Directions Magazine – Hungrier vendors will bring us cloud GIS
Directions Magazine runs an interesting article by Philip O’Doherty on GIS and the cloud. While not revolutionary, the article provides a comprehensive summary of the issues surrounding GIS and cloud computing today, and offers a few predictions.
One such prediction is that it will be small, nimble, and hungrier vendors who will provide GIS customers with cloud offerings. Without naming any names, the author posits that the changes “from providing traditional on-premise solutions to offering software purely as a service are not easy for large incumbent technology vendors.”
Further writes O’Doherty:
“Ironically, inability to innovate is one of the major problems that plague large established software companies. In fact the ability to bring new products and solutions to market tends to be inversely proportional to size, previous success and profitability. This problem is obvious in the GIS sector, dominated as it is by a few large incumbents, which over the years has been slow to move from its traditional models and mores. On top of the software industry infrastructural problems, which conspire to stymie technical advances, SaaS probably represents a more significant technical and business revolution than we have experienced before; even more so than the change from monolithic mainframe applications to client/server in the 1980s and 1990s.”

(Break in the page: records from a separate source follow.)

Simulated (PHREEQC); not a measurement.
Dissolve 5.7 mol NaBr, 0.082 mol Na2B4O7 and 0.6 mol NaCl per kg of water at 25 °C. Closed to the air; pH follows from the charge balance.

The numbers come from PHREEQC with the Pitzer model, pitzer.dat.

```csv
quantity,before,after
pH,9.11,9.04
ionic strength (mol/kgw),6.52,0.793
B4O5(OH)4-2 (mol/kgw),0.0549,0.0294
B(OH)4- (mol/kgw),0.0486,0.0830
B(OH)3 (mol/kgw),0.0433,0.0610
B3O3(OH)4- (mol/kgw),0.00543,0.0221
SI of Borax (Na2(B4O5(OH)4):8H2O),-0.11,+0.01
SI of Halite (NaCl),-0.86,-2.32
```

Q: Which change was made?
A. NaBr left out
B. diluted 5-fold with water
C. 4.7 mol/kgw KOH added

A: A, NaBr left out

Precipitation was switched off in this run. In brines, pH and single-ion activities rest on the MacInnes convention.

Read the full article and the comments.





"Small and nimble." Not how I would describe Google, Microsoft, and Amazon. It seems to me that it is those vendors with deep pockets that are doing it and that these folks have either underbid (by giving away the service) or consumed the small and nimble outfits.
I think in O'Doherty's article "small and nimble" refers to the GIS implementers, not to cloud infrastructure vendors such as Amazon. Microsoft and Google provide nice map foundations, but it will be small outfits like GeoJason (link below) who will make the map sandwich.
http://blog.entchev.com/2010/04/24/geojason-get-it--moving-from-arcgis-server-to-google-maps-api.aspx
I am still confused based on the quote in your post. Here is an example...
So when Bing maps (owned by old, large, incumbent Microsoft) serves up terabytes of Pictometry data (fairly new remote sensing vendor) so that someone who never had access to GIS technology before can create real estate mash-ups who is failing to innovate? Seems to me that cloud GIS hinges on some very well-established giants, and if they fail it is all over with for the "small and nimble." My point is that sweeping generalizations tend not to work very well when it comes to the cloud.
I agree with your point that sweeping generalizations tend not to work well. Not when it comes to the cloud, nor elsewhere.
Perhaps because of my bias as a municipal GIS implementer I saw something in O'Doherty's article that wasn't there. But what I saw through my possibly biased lens is this: If I am a municipal government, Microsoft of Google will not put my GIS in the cloud (although they will provide an essential foundation). Nor will a well-established GIS vendor put my GIS in the cloud. It will be a small and nimble third party that will overlay *my data* on top of Bing's foundation.